What happened on HUMANIST?

This necessarily brief and partisan report attempts to review about six months of strenuous activity within the Humanist discussion group sponsored by the ACH, the ALLC and the University of Toronto’s Centre for Computing in the Humanities. At the time of writing, participants in this electronic discusion group numbered nearly 180 spread across 11 countries (see table 1), largely, but by no means exclusively, in North American academic computing centres. Table 2 shows that less than half of these participants actually create the messages that all, perforce, are assumed to read; out of over 600 messages during the last six months, nearly 500 were sent by just eight people, and out of 180 subscribers, 107 have never sent a message. In this, as in some other respects, HUMANIST resembles quite closely the sort of forum with which most of its members may be presumed to be most familiar: the academic committee. Personality traits familiar from that arena – the aggressive expert, the diffident enquirer, the unsuppressable bore – are equally well suited to this new medium: both young turks and old fogies are also to be found.
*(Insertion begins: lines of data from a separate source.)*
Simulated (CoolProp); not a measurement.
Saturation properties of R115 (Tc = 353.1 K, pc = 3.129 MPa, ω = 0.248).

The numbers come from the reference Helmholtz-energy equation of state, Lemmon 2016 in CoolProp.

Some of the rhetorical tricks and turn-taking rules appropriate to the oral medium find a new lease of life in the electronic one; indeed it is clear that this medium approximates more closely to orature than to literature. Its set phrases and jargon often betray an obsession with informal speech, and a desire to mimic it more *directly*, re-inventing typographic conventions for the purpose. As in conversation too, some topics will be seized upon while others, apparently equally promising, sink like stones at their first appearance; the wise Humanist, like the good conversationalist, learns to spot the right lull into which to launch a new topic. Perhaps because the interactions in an electronic dialogue are necessarily fewer and more spaced out (no pun intended) than those in face to face speech, misunderstanding and subsequent clarifications seem to occur more often than one might expect. However, the detailed functional analysis of electronic speech acts is an interesting but immense task, which I regretfully leave to discourse analysts better qualified than myself. (Needless to say, Humanist itself reported at least two such studies of “electronic paralanguage” during the period under review).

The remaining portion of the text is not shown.